It started as an idea on Facebook. But a grassroots effort with hardly any funding made history Saturday. St. Louis pulled off America's first parade welcoming our military men and women home from Iraq.
“I woke up this morning and I was like, `It’s here! Today is here, it’s a wonderful day for St. Louis, a history making day,” said LaDonna Appelbaum. She is not a veteran. Her husband isn’t either. But together with Craig Schneider, these St. Louis friends did something no other city in America has done. They organized the “Welcome Home The Heroes From Iraq” parade.
The sun shined brightly, warming the crowd along Market Street. An estimated 100,000 people gathered there, exuding gratitude. The military men and women heard it and felt it.
“You know the greatest generation in World War II, they had the welcome homes, they had the big city parades, and although we’re not the greatest generation we certainly pulled our weight,” said Army Major Rick Radford. “And now we are getting a true welcome home from St. Louis.”
For a few hours, St. Louis felt like the center of American patriotism, pride, and grief.
“This is my son, he was killed in Iraq on April 10, 2009,”said Ed Forrest, Senior, pointing to a photo of his son, Sgt. Edward Forrest. Forrest, Sr. wiped tears as he talked of his boy.

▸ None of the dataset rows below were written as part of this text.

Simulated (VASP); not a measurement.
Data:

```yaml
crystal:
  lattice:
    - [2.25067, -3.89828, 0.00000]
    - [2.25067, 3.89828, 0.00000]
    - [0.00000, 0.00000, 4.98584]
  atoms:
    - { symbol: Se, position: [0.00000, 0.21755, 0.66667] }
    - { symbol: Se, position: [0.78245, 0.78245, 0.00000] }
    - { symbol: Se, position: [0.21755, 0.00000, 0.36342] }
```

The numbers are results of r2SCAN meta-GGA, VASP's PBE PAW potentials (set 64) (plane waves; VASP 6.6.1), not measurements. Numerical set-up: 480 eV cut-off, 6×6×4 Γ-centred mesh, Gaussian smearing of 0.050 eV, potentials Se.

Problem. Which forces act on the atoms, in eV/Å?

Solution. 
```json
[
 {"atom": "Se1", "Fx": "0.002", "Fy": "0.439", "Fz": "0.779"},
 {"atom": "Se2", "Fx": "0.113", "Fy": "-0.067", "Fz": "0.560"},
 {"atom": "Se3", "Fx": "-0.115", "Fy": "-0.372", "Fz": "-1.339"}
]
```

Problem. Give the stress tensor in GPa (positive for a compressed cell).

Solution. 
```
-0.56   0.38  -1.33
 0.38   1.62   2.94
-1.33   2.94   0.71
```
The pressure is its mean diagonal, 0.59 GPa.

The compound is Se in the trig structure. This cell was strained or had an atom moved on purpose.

“I’m proud of him. I call him the world’s greatest hero, and I’m very proud of him,” he said. Edward Forrest, Jr. was from Fenton. After his death, his father moved to the state of Washington. He flew home just to see this parade.
The photo Forrest had pointed to was on the tailgate of Martin Harris’s pickup truck, which was in the parade. In the bed were American flags and flags from each branch of the military. And on the tailgate near Forrest was a photo of Harris’s son. He is still serving.
“He’s getting ready for his fifth deployment,” said Harris.
Saturday, St. Louis saluted them all. A photo of Major Radford taken when he was leaving Lambert airport after his final deployment inspired the logo for this history making event. It depicted a military man, holding his daughter’s hand.
“Any time I see that picture or that logo it brings me back,” he said, “but I’ve got to tell you that on this last deployment, when they told us were over American soil, you could have dropped me in any city because I was home. You know, that’s what America is to me is home.”
Veterans from all wars joined in the parade. Aubrey Young served in the Marines during Vietnam. “I would do it again,” he said. “If I was called up I’d do it again, because I love my country, I love America.”
As Harris was getting in his truck to get in line for the parade, he thought hard for a moment. “If we could, I’d like to see all our boys home, even the gentlemen in cemeteries overseas,” he said. “I know that’s not possible. But I’d like to see every one of them back here safe on this soil where they belong.”
A veterans resource village was held at Union Station following the parade. The village featured opportunities and tools available to veterans and their families as they transition to civilian life.
But organizers who dreamed up Saturday’s parade aren't stopping. They have laid down a challenge to the nation to raise funds to help veteran service organizations and they want to do it by Super Bowl Sunday.
Meredith Knopp with The Mission Continues announced, “Between now and February 5th at midnight we are challenging America to raise seven million dollars in seven days.”
Fifty percent of the dollars will go to The Mission Continues for their programs nationwide serving and supporting our programs for veterans. The other fifty percent of the money will be distributed to The Welcome Home Foundation and they will be giving this money to various veterans’ service organizations across the country.